The first breakfast involved fried eggs. Oh dear, I would be sure to break them. Would the detective mind cooking them? What a silly lack of confidence; mine would have been far superior to his over-cooked offerings.

The valet knocked on my door in some consternation. He had forgotten the Royal garters; plus fours without garters just don’t work. Would I please sew some?  Of course I wasn’t allowed to measure the Royal leg, but we managed between us. I could see the photograph of the Queen beside Prince Philip’s bed whenever I passed his room.

Following a short row to a nearby seabird island, I was left on board to look after the dinghy. After some long time, and bored with singing to the fascinated seals, I tied up the boat and went for a walk. We all returned to the dinghy simultaneously. Prince Philip surveyed my efforts at a nautical knot and asked “And whose knitting is this?”   

The highlight of the stay was a trip to Handa Island, famous for its seabirds. En route we came across two elderly women standing beside a mini in a ditch. Prince Philip, driving the lead Land Rover, braked hard, jumped out, and organised the party to lift out the drunken car. Turning to leave, he wagged a finger at the open-mouthed owners “Now don’t do that again.”

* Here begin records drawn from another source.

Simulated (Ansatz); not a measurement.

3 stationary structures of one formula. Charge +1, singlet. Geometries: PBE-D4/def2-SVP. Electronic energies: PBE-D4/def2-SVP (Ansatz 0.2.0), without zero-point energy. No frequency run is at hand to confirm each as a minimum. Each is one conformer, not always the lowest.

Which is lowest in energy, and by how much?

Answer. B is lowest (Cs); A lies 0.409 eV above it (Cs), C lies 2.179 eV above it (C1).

We had a delightful day on the island, dive-bombed by skuas, so many subjects for the camera, and eventually a dip in the loch. I had been led discreetly away by Aubrey, but I’m sure Prince Philip would have had no qualms about skinny dipping with me. Bryan later reported that, as expected, Prince Philip dived in first. He came up clawing weed from his face “be careful, it’s very shallow.”